Time gets away from me. And I have so much to share with you.
I want to tell you about the National Stationery Show and how good it felt to be there. To show up again.
And I want to share about Squam Art Workshops. About all the magic. And that each time I am there the magic is a little different, but what I need to see and feel at that moment.
Both of theses experiences need to be separate because they are so rich. So I will come back to them.
The other day I wanted to catch up with an amazing store in Kansas City who carries my work. So I looked at their blog. And I felt like I had just had coffee with them.
I wanted you to feel like that if you checked in here; as if we had just shared a cup of coffee. So here are some glimpses of my summer. Our tiny moments are easier to loose, aren't they? Yet they are what we need to remember most. And the most interesting. So get some coffee. Or tea. And stay a minute. Or two. With me.
What you don't see is I am sitting at the end of the bed with my first cup of coffee. I wish it was earlier than it is. But sleep has been washing over me deeply these past few weeks. And my first moments each day are here. With this amazing young woman and her chihuahua.

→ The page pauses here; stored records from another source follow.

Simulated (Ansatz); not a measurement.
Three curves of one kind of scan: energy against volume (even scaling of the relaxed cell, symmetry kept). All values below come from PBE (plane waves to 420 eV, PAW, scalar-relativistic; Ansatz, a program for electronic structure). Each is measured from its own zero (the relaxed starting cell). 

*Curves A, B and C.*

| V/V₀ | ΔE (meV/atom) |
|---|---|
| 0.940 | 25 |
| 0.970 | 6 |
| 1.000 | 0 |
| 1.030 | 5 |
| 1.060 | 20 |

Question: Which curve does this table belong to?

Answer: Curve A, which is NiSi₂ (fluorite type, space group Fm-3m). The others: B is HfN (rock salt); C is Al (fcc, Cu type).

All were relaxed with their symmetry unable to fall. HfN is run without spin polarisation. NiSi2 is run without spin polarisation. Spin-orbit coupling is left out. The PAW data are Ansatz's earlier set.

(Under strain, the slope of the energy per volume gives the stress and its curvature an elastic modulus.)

At some point, I go to the raspberry bushes. Picking what grows in my yard brings me such joy. And I fight the beetles daily. I have no idea if I am winning or losing. I think one is hiding here. And think we are both winning, which means I am losing.
A road trip to Providence, Rhoade Island. My and my sweetie. Together yet separate. I head to the RISD Museum as he bikes through the neighborhoods. I follow the sunlight celebrating the spaces in our togetherness.
And then I am inside RISD standing with greatness. Feeling inspired and worthy.
Back on the road again.
Grateful for a tiny watercolor set that my daughter bought for me. Not bothered by traffic, I paint and sew. I don't want to be bothered by small things when I can think and be creative.
We head back to Holderness, New Hampshire. My happy place where Squam Art Workshops are held. A place I was just at a three weeks ago.
It is rainy, but I see beauty everywhere.
Especially on this lake. I realize that no matter how many people I bring to this place, there is a magic that I feel here that is mine alone.
It is about 7am when this photo was taken. I have a book in my lap and a tall cup of coffee balanced in the back of the canoe. Soon the boat will meander and the wind will pick up. We will have to row hard back. My perfect gym.
I had to fill out forms for a background check as my daughter and I get ready for our third mission trip to the Bahamas this month. I needed all my past addresses, which I had forgotten. But my mom kept track of everyone one of them and every friend I ever had in this little book. And every birthday too. It was so much more than an address book to her. I miss her. Thank you mom for all these notes. And for your help. Always. xo.
And then there is this. That moment when I pull away from my studio. And the corn is growing high. And the sun is heading down.
And all is really good in my world.
And we are pretty caught up now. How about you? What would you tell me over coffee?
**I like rich coffee with one Truvia and a bit of cream. And I will post soon about the big stuff.